Del
Apr 10 2005, 12:24 AM
Hello to all,
I was glad to find this site. I really need to share my thoughts with people who understand. This morning I said goodbye to my beloved friend, my dog Sadie. She was a Dalmatian and would have been 14 on the 26th of this month. I am so sad. Sadie was my first dog who was my very own. She was my baby girl.
Over the last 2 years she was beginning to show her age, but she still enjoyed life and even though she had days when all she did was lie around, she played and ran around quite a bit, especially for a Dal of that age....until last night when she took a fall down some steps. I knew by morning that it was time for her to go. And as hard as it was for me, I called the vet and scheduled the appointment.
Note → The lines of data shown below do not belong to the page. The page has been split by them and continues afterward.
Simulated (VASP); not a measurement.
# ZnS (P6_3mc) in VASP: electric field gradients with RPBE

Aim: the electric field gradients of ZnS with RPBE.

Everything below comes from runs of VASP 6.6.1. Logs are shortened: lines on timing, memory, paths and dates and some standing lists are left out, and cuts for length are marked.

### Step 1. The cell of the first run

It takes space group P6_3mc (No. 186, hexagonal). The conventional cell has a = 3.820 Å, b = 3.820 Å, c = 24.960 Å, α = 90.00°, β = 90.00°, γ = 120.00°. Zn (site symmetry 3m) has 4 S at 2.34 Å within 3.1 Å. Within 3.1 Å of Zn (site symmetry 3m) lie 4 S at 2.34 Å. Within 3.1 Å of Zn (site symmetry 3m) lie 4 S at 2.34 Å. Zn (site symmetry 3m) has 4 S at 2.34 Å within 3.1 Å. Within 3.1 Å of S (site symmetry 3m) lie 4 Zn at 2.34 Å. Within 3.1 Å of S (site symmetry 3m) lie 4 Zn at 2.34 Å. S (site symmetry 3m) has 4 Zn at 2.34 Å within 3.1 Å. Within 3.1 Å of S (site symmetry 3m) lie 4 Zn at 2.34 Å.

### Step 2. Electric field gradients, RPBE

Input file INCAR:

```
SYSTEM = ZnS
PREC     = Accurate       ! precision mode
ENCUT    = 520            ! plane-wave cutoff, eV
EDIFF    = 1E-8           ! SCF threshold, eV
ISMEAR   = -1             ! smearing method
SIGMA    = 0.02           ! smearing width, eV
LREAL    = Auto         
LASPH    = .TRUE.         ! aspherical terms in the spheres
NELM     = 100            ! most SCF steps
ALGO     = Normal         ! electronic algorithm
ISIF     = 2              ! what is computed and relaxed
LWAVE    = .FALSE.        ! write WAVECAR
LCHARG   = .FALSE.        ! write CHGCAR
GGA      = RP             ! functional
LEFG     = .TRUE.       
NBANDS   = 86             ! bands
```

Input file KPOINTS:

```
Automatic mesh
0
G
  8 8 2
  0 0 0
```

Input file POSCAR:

At 12:00 PM on April 9th, 2005, my sweet Sadie Ann took her last breath. I was with her, along with two of my dear friends who also loved her. Sadie has the best vet in the world. He's been with her since she was a pup and it was so comforting knowing that he was going to help her pass on. I know this was the best thing for her, but it's so hard. I am lucky to have another wonderful Dalmatian named Jake who is also my baby boy and a lot of supportive friends who understand, but there's something about writing down your thoughts when something like this happens.
I've cried all day....and I mean...allllll day long. I am finally at a point where the tears are not constant. I know Sadie is in a better place, where she can run and play as she did when she was young and healthy. And I know that her pain is now mine, which is okay because she deserves to be free. I had a weird sense of relief when she finally left, although I felt like I almost wasn't going to be able to stand it because it hurt so much.
I guess I just really needed to write about her and how I'm hurting so much. I am missing her already and know that this will not be an easy process. It's just so strange knowing that she won't be back here....that I cannot ever touch her again. Jake knows something is going on. I'm not sure if he's reacting to my emotions or if he realizes she's not coming back. He's been really quiet today and kind of sullen. Sadie was so bossy with him and he always competed for my attention. She told him when he could eat and even scolded if she thought he was bad. So, I'm not so sure he's really missing her.
Thank you for letting me tell my story. I feel better just writing this all down. I'd appreciate any helpful advice on how to get through this. I'm kind of concerned about going to work on Monday. I'm an elementary teacher and hate the thought of telling the kids. The love hearing dog stories....and I've been telling them for years. Sadie is known by a lot of kids. I know I cannot tell them right away...it's just too fresh.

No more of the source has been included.